According to my friend, Scott, the worship leaders at his church have a most heavenly place for worship planning. They meet in a cloud. Wow! Imagine the inspiration of that heavenly conference room.
Of course, that’s not what he meant. We were playing around with another friend’s Ipad II, drooling over the apps that allowed my daughter to draw, my husband to watch the game, and friend June to design quilting patterns. Scott said that the worship leaders and pastor of his church use their IPads to plan worship by docking their worship plan in “the cloud”—a virtual file cabinet that is accessible to all those who have a key, i.e., know the password. The worship planners can access, read and edit the plan, leaving behind a new version of the service or distributing the chord charts for the musicians.
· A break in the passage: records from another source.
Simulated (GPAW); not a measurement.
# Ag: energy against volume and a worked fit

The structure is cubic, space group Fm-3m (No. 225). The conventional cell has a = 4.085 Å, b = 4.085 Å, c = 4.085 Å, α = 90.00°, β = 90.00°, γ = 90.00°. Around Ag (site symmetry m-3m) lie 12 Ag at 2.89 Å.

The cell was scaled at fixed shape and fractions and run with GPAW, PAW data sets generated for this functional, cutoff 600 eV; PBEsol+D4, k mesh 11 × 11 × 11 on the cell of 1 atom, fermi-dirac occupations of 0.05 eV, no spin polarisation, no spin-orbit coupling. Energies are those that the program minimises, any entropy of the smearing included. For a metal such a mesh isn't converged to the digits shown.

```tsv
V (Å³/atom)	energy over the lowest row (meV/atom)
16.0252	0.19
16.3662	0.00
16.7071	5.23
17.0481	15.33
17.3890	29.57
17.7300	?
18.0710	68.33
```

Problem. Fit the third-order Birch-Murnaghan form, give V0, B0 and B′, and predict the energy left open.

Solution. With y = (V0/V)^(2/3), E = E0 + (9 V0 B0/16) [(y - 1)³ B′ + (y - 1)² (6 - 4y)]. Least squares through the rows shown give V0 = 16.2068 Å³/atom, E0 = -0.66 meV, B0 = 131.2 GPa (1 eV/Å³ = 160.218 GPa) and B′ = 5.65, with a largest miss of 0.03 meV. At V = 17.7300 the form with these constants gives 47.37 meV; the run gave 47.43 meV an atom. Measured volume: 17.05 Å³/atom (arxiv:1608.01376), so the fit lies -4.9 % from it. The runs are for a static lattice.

This is a far cry from the days of having to squeeze our schedules to find meetings with the worship committee, musicians or whomever else is involved in the service. We’d sit together around a table, brainstorming on the board and someone would take notes. He or she typed up the notes and shot out the first draft to the group via email. The committee members would all offer their suggestions and the editor would re-edit the worship order, compiling the changes into the master document and re-send it out, hoping not to send the wrong version.
Just three years ago, a pelaton of CRC bikers stopped in Denver on their way across the country and, in preparation for our community worship service, we edited the worship plan eight times—each time re-filing and re-sending the document. What a nuisance!
Worship planning can be so much more convenient than that! Sharing documents for worship (plans, chord charts, etc.) speeds up the planning process, allows more people to participate (not just those who can make the meeting,), and keeps us all on the same page.
Sharing documents does not require the purchase of an Ipad or other Mac equipment. In our church, we share our worship plans on a common hard drive. We also have the capacity to use Google Docs, we just haven’t started using it yet.
What other options are available to worship planners? How has technology assisted your worship planning? What have you found most helpful? What difficulties have you encountered?